IndexError: list index out of range in if else when condition matches-CodePudding

This code scrapes Oddsortal website:

import pandas as pd
from bs4 import BeautifulSoup as bs
from selenium import webdriver
import threading
from multiprocessing.pool import ThreadPool
import os
import re
from math import nan


class Driver:
    def __init__(self):
        options = webdriver.ChromeOptions()
        options.add_argument("--headless")
        # Un-comment next line to supress logging:
        options.add_experimental_option('excludeSwitches', ['enable-logging'])
        self.driver = webdriver.Chrome(options=options)

    def __del__(self):
        self.driver.quit()  # clean up driver when we are cleaned up
        # print('The driver has been "quitted".')
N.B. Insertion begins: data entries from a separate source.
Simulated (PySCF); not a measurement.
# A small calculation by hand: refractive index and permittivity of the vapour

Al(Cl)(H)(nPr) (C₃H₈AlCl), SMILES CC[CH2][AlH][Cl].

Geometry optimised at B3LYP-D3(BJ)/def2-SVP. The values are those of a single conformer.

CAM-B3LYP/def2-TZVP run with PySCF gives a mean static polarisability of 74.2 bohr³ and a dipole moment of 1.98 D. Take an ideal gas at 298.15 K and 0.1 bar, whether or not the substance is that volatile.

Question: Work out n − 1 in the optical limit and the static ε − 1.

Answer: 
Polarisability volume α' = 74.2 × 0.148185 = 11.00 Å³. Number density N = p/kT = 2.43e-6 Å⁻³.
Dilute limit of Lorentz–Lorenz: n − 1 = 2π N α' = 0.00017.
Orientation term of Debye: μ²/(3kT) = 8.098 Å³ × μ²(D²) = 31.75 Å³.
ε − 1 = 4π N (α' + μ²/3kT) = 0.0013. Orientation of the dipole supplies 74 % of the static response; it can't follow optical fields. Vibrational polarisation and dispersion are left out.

threadLocal = threading.local()


def create_driver():
    the_driver = getattr(threadLocal, 'the_driver', None)
    if the_driver is None:
        the_driver = Driver()
        setattr(threadLocal, 'the_driver', the_driver)
    return the_driver.driver


class GameData:
    def __init__(self):
        self.date = []
        self.time = []
        self.game = []
        self.score = []
        self.home_odds = []
        self.draw_odds = []
        self.away_odds = []
        self.country = []
        self.league = []


def generate_matches(table):
    tr_tags = table.findAll('tr')
    for tr_tag in tr_tags:
        if 'class' in tr_tag.attrs and 'dark' in tr_tag['class']:
            th_tag = tr_tag.find('th', {'class': 'first2 tl'})
            a_tags = th_tag.findAll('a')
            country = a_tags[0].text
            league = a_tags[1].text
        else:
            td_tags = tr_tag.findAll('td')
            yield [td_tags[0].text, td_tags[1].text, td_tags[2].text, td_tags[3].text,
                   td_tags[4].text, td_tags[5].text, country, league]

I am getting a List Error:

yield [td_tags[0].text, td_tags[1].text, td_tags[2].text, td_tags[3].text,
IndexError: list index out of range

How can I resolve it?

This is my current entire code

When I checked, the list index was 1 while I am getting the country and league values correctly. If there are no values in the list, how can I modify

yield [td_tags[0].text, td_tags[1].text, td_tags[2].text, td_tags[3].text,
       td_tags[4].text, td_tags[5].text, country, league]

to get correct value?

CodePudding user response：

You can check if td_tags is not empty

td_tags = tr_tag.findAll('td')
if len(td_tags) > 0: # or just if td_tags
    yield [td_tags[0].text, td_tags[1].text, td_tags[2].text, td_tags[3].text,
           td_tags[4].text, td_tags[5].text, country, league]

CodePudding user response：

You can unpack td_tags so if it is empty you will have just county and league:

yield [*[td_tag.text for td_tag in td_tags], country, league]

Or you can check with a simple if it is not empty:

if td_tags:
    yield [td_tags[0].text, td_tags[1].text, td_tags[2].text, td_tags[3].text,
           td_tags[4].text, td_tags[5].text, country, league]

Another option if you don't care to suppress IndexError:

with suppress(IndexError):
    yield [td_tags[0].text, td_tags[1].text, td_tags[2].text, td_tags[3].text,
           td_tags[4].text, td_tags[5].text, country, league]